Experts: Land stability beats military might against piracy

By Geoff Ziezulewicz, Stars and Stripes
European edition, Monday, February 15, 2010

Elizabeth Allen/Courtesy of the U.S. Navy.

forces
A Coast Guard team, with members of the visit, board, search and seizure team stationed aboard the USS Farragut, investigate a Somali skiff in the Gulf of Aden on Feb. 2. Attacks on commercial ships in the Gulf have increased significantly, from 13 in 2007 to 116 in 2009.
RAF MILDENHALL, England — Solving the Somali pirate problem plaguing the Horn of Africa and the Gulf of Aden seems like a no-brainer: The might of the world’s navies surely will prevail against criminals armed with AK-47s and riding in skiffs.

In fact, it isn’t so simple, experts say.

Because of the seemingly endless miles of open ocean that need to be patrolled, military limitations and the anarchy that has troubled Somalia for nearly 20 years, piracy will not be going away any time soon. And it won’t be stopped by the myriad military task forces and assorted navies now sailing those vital commercial shipping corridors.

“You cannot hope to tackle piracy in any kind of serious way without any kind of change on the ground in Somalia,” said Roger Middleton, a maritime analyst with London’s Chatham House think tank. “This is not started on the ocean, and it’s not a problem that can be solved on the ocean.”

Pirate attacks off Somalia rose from 19 in 2008 to 80 in 2009, according to the International Maritime Bureau. The Gulf of Aden logged just 13 attacks in 2007, but reported 116 in 2009.
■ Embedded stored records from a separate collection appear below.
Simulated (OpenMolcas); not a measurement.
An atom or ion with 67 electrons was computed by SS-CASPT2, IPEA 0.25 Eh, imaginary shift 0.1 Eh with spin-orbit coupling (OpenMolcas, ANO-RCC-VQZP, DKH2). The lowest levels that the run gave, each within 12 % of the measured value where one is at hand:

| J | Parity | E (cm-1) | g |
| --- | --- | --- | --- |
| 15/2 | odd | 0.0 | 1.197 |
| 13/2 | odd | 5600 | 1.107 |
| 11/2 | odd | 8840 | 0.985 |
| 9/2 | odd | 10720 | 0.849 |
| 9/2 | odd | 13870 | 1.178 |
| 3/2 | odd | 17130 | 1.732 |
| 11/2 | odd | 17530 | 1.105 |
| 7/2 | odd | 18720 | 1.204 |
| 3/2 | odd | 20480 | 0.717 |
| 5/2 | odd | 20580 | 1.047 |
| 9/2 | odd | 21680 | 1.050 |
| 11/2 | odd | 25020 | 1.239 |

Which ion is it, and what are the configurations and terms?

The number of attempted hijackings is likely greater, but ship owners are reluctant to report the incidents out of concern that it will lead to an increase in their insurance premiums and result in lengthy, costly post-attack investigations, according to testimony last year by RAND Corp.’s Peter Chalk to the House Transportation and Infrastructure Committee.

In response to the increased threat, the U.S. in early 2009 announced the creation of Combined Task Force 151, a Bahrain-based coalition. On average, the task force has 24 ships conducting counterpiracy operations in the Gulf of Aden, Indian Ocean and Arabian and Red seas at any given time, said British Royal Navy Lt. Cmdr. Francesca Woodman.

But having more materiel than the opponent does not guarantee victory. A military presence on the waters will not end the threat, because these navies can’t be everywhere at once, analysts say. Those 24 ships are patrolling an area of 1.1 million square miles, roughly four times the size of Texas.

Commercial ships transiting the Gulf — many carrying oil — do not carry armed guards for fear of setting the oil ablaze.

The pirates sit in small skiffs in the Gulf and attack any vulnerable ship. They strafe the ship’s bridge with AK-47s to warn the vessel to stop. The pirates climb aboard using ladders and grappling hooks and secure the vessel, working from the bridge down through the ship.

Piracy is a threat because it bites into global maritime commerce and the “enormous volume” of commercial freight moved by sea, Chalk said in his 2009 testimony. Anywhere between $1 billion and $16 billion is lost to piracy each year. Somali pirates are projected to have netted “at least” $20 million in ransoms in 2008, Chalk said, including $3 million for the release of one Saudi-registered vessel.

“For many gangs, the prospect of windfall profits such as these far outweighs any attendant risk of being caught or otherwise confronted by naval or coast guard patrol boats,” Chalk said.

The sophistication of piracy has jumped markedly in recent years, especially in the waters off East Africa, Chalk said.

“Gangs now routinely hijack large ocean-going vessels and have exhibited a proven capacity to operate as far as 500 nautical miles from shore,” he said.

In October, for instance, pirates hijacked a Chinese vessel some 800 miles off Somalia’s coast.

Nevertheless, piracy simply isn’t at the top of the international community’s to-do list, despite the very visible effects, Middleton said.

“It’s nowhere near as high up the list of priorities as it would need to be,” he said.

Somali pirates have managed to stay apolitical and are largely a criminal enterprise, Middleton said. If they were to associate themselves overtly with the al-Shabaab Islamist group in Somalia or other militant organizations, they’d likely become a higher priority for the international community, especially as concerns mount over Somalia becoming a terrorist haven.

Piracy was born largely out of Somalia’s lawlessness. The country has been without a functioning government since Mohamed Siad Barre’s regime collapsed in 1991, ushering in anarchy and factional fighting that continue to this day.

There is a U.N.-backed government that controls a small portion of the country, but until Somalia’s security and governmental capacity is strengthened, piracy will continue to be a viable livelihood for some Somali men, said Jason Alderwick, a maritime analyst with London’s International Institute for Strategic Studies.

“The international contribution, whilst welcome, is currently not enough,” he said.

And until this void in regional governance is decisively filled, Chalk said, “the waters off the Horn of Africa/Arabian Peninsula will remain a highly attractive theater for armed maritime crime.”

Source Stars and Stripes.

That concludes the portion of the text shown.